Mathematically, the probability that two out of three appellate judges, who disagree with a district-court judge, i.e, where there's an appellate dissent, will get a decision "right" ("right" being defined as the outcome that would happen in the majority of a large sampling of the same case, tried many times over with different people as judges) is exactly the same as a district judge sitting alone. In other words, when your sample is one, or your sample is two judges one way, two judges another way, your samples are so small that each one is mathematically just as valid a predictor (in fact, it's MORE likely that the single judge is "correct" because in that situation there's a uniformity of opinion, whereas where there's an overrule with a dissent, the sample highlights the apparent variability of the outcome of that situation) of the "correct" outcome. By making rules where there's less appellate deference, you are not creating "more correct" outcomes. You are, instead, creating the potential for greater mischief, deception, or self-delusion. It's funny, because the author talks about how "we're all Legal Realists now." Well, if that's true, then mathematics indicates that greater deference is in order, not less, unless one has a basis to believe that appellate judges are "better" judges -- giving rise to the potential for greater political mischief.
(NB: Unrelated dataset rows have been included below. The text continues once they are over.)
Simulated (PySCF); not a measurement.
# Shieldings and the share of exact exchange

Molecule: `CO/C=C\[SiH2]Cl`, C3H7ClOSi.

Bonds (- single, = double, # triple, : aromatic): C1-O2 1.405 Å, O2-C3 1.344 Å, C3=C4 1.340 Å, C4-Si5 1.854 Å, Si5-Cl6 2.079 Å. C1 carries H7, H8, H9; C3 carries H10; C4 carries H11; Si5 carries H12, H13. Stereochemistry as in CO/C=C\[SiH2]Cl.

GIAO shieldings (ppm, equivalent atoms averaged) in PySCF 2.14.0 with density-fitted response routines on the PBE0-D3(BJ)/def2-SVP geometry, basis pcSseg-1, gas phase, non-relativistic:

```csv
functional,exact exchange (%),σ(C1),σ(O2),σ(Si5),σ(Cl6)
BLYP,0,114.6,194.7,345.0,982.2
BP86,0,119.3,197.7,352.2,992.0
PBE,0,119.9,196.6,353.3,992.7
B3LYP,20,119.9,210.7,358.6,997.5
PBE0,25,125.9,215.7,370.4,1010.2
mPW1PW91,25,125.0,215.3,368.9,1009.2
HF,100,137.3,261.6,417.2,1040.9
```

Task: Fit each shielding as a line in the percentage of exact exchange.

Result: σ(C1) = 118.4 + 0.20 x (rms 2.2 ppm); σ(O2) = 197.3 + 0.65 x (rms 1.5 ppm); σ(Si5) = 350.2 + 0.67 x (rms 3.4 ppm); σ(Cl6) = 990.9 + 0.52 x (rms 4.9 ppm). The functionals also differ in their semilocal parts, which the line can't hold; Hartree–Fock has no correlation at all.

Posted by: Mark Pickrell | Oct 12, 2009 10:59:22 AM

I agree with Mark's comment that about creating greater mischief. I think the problem with a sliding scale is that it sliding...it creates just one more opportunity for ambiguity and disagreement, just one more place where a line needs to be drawn. It seems to me that this opportunity for greater mischief is created without any clear benefits to it beyond appeasing one professors vision of what the law would be like.

As I have said many times in the past. If there is a significant problem with the trial judge the proper solution is not more appellate review; it's more political review. There is a political process to take care of these issues; let it do it's job.